During the Ottoman period, the people of Rhodopes suffered forced Islamic conversion, and their churches and monasteries were razed to the ground. But guerillas roamed the wide meadows of Rozhen, fighting to preserve the traditional Rhodopes way of life. Their efforts paid off, and today the locals are known for their traditional customs. People come here to enjoy local festivals and traditional bagpipe music by the famous Sto Kaba Gaidi group.
The Smolyan Region is cradled by the magnificent Rhodope Mountains, which were revered as holy grounds during Thracian times, and as the birthplace of the mythical tragic hero, Orpheus. Ruins of the ancient fortresses built by the various Thracian tribes can still be explored today in the villages of Shiroka Laka, Smilian, and Gela along Mount Turlata.
Smolyan shares a border with Greece and is mostly populated by Bulgarian Muslims.
Winter sports enthusiasts come to the Rhodope Mountains, and the modern ski resorts of Pamprovo and Chepelare. The mineral springs in Devin and Beden are also quite popular.
The unique architecture of Rhodopes’ traditional houses—with raised stone basements and pristine white floors —is picturesque. The culture of the Rhodopes people can be discovered in quaint villages near the mountains, where tourists come to take in the traditional cuisine, music, dance, and architecture. Rozhen is home to the Rozhen Astronomic Observatory, the biggest of its kind in the Balkans.
Smolyan has a well-developed timber industry, thanks to the dense coniferous forests in the area. Textiles and machinery manufacturing are also important. Tourism is very important.
Smolyan’s location in the Rhodopes makes it a prime ski resort town and a great place to observe the stars. The town continues into a narrow gorge of the Cherna River, in an area known as Smolyan’s Hollow. The Bulgarian National Astronomical Observatory (and its planetarium) is on Mount Rozhen.
Smolyan’s Raykovo Quarter is a residential area and a craftsmans’ village with some architecturally important old houses. The town’s Rhodope Drama Theatre is a gathering place for local artists and actors, and The Rhodopi International Theatre Laboratory is held here every year. The beautiful murals of St. Nikola Church attract visitors as well. The Ustovo Quarter is Smolyan’s trade and market centre, with hotels and a shopping complex.
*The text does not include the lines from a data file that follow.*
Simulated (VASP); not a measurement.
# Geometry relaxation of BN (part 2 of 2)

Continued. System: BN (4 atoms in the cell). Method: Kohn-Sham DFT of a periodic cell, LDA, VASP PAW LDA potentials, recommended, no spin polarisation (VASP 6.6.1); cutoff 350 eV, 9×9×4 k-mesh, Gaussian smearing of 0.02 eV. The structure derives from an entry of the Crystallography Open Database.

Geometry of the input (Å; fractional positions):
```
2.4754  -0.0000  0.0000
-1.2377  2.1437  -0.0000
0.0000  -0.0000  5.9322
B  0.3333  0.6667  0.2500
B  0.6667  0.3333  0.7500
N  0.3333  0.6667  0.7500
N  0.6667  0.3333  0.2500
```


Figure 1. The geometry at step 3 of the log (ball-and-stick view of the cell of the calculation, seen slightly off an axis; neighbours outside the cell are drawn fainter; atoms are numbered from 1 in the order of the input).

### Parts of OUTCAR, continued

Chepelare, on the banks of the river of the same name, has one of the longest ski runs in Southeastern Europe. It is not far from the popular resort of Pamporovo, but Chepelare has its own charms. In the summer, visitors come here to hike in the woods and go horse-back riding. In the winter, skiers and snowboarders take to the slopes, while novices take a few classes at ski school. Children go sledding or to the winter carnival, and many more are content to watch the professional skiing competitions that take place here during the snowy months.
The Wonderful Bridges are another Chepelare attraction, but closer to the village of Zabardo: high marble arches and circular entryways carved from the remains of a marble cave by the river.
The construction of a large motorway to Greece is expected to boost the number of Greek tourists to Chepelare and the rest of the Smolyan Region.
Pamporovo is one of the most popular mountain resorts in Southeastern Europe. Near the pristine charms of its slopes are luxury hotels, bars, restaurants, shops and upscale residential areas.